The third is error analysis and presentation of the data.

Therefore, I would suggest the authors do a little more work to try and gain a little more fundamental insight into what is happening.

Response: The entire manuscript was revised and part of the text has been rewritten and rearranged as per the reviewer’s suggestion. The discussion was improved.

Do proper error analysis on the results. You simply have to have multiple repeats in Py-GC-MS work, to demonstrate that any changes in bio-crude content are not spurious.

Response: Experimental results were evaluated by Tukey's test, with a significance level of 5% (All data are available in Supporting Information S4 Table).

Other comments:

Each identified compound should be given.

Response: We have 24 pyrolysis tests and each experiment shows a lot of compounds. We have included Table 4 in the manuscript showing the main compounds produced in pyrolysis and all compounds produced are shown in the Supporting Information as per the reviewer’s suggestion (S1, S2, S3 Table).
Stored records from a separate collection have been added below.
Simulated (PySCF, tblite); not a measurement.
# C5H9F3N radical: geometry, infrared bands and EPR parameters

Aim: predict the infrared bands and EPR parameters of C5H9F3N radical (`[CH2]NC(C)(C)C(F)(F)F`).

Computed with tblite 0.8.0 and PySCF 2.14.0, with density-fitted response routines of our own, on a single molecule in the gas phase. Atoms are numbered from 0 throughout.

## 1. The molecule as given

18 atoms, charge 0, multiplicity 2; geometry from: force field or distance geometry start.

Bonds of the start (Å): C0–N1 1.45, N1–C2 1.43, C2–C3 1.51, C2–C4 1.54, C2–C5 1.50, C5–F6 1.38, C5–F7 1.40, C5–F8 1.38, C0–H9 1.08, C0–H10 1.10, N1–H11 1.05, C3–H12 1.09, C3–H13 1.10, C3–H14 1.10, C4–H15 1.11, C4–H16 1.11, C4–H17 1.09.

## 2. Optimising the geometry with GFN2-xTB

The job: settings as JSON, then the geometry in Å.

Please provide standard deviation for each compound rather than chemical group.

Response: It has been done as per the reviewer’s suggestion.

Please provide pyrograms obtained at 450, 550 and 650 ºC.

Response: It has been done. We have included all pyrograms in Supporting Information as per the reviewer’s suggestion (A1, A2, A3, A4, A5, A6, A7, A8, A9, A10, A11, A12, A13, A14, A15, A16, A17, A18, A19, A20, A21, A22, A23 and A24 Figure).

Why did these pyrolysis temperatures were chosen?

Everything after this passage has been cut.